9: And a man that is clean shall gather up the ashes of the heifer,
and lay them up without the camp in a clean place,
and it shall be kept for the congregation of the children of Israel for a water of sprinkling;
it is a purification from sin.
10: And he that gathers the ashes of the heifer shall wash his clothes, and be unclean until the evening;
and it shall be to the children of Israel, and to the stranger that sojourns among them, for a statute forever.
 
11: He that touches the dead, even any man's dead body,
shall be unclean seven days;
12: the same shall purify himself therewith on the third day and on the seventh day –
and he shall be clean;
but if he purify not himself the third day and the seventh day –
he shall not be clean.
13: Whoever touches the dead, even the body of any man that is dead, and purifies not himself – he has defiled the Mishkan of the Lord; that soul shall be cut off from Israel; because the water of sprinkling was not dashed against him, he shall be unclean;
his uncleanness is yet upon him. 
 
14: This is the law:
when a man dies in a tent,
everyone that comes into the tent and everything that is in the tent shall be unclean seven days. 

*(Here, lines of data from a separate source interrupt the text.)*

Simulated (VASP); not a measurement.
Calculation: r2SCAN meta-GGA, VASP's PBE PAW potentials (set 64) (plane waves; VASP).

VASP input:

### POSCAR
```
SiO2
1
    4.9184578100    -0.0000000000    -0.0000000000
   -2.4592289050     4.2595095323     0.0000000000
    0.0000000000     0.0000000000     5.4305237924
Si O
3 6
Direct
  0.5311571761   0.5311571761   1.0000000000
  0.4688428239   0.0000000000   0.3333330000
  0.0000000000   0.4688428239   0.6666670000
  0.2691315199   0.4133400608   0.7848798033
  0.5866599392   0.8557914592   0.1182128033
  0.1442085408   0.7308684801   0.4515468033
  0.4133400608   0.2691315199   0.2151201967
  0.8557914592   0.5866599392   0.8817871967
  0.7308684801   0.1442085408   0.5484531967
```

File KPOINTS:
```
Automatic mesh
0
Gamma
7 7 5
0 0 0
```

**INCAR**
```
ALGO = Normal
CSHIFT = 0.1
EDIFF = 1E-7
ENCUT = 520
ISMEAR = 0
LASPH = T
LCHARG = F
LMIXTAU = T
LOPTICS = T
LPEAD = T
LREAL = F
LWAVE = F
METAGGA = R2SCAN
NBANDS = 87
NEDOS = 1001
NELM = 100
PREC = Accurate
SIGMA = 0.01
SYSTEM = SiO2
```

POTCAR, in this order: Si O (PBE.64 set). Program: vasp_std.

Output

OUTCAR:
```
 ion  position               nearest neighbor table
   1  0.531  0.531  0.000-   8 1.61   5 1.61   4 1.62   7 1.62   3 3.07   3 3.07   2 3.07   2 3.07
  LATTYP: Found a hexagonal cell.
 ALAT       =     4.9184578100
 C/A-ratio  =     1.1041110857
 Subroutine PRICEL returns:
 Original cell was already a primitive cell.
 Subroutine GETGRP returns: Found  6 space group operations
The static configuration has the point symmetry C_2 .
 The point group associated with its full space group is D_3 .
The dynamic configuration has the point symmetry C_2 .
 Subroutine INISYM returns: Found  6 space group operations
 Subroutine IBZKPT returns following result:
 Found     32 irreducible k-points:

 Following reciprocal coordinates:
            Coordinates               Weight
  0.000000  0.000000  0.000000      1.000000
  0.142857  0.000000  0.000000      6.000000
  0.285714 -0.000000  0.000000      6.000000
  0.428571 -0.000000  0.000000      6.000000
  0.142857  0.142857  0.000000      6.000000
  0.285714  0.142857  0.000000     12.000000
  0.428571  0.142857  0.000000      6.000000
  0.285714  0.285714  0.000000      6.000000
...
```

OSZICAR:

15: And every open vessel, which has no covering close-bound upon it, is unclean.
16: And whoever in the open field touches
one that is slain with a sword, or one that dies of himself, or a bone of a man, or a grave,
shall be unclean seven days.
17: And for the unclean they shall take of the ashes of the burning of the purification from sin
and running water shall be put thereto in a vessel.
18: And a clean person shall take hyssop, and dip it in the water,
and sprinkle it upon the tent, and upon all the vessels, and upon the persons that were there,
and upon him that touched the bone, or the slain, or the dead, or the grave.
19: And the clean person shall sprinkle upon the unclean on the third day, and on the seventh day;
and on the seventh day he shall purify him; and he shall wash his clothes, and bathe himself in water, and shall be clean at evening.
20: But the man that shall be unclean and shall not purify himself, that soul shall be cut off from the midst of the assembly,
because he has defiled the sanctuary of the Lord;
the water of sprinkling has not been dashed against him: he is unclean. 
21: And it shall be a perpetual statute to them;
 
and he that sprinkles the water of sprinkling shall wash his clothes;
and he that touches the water of sprinkling shall be unclean until evening.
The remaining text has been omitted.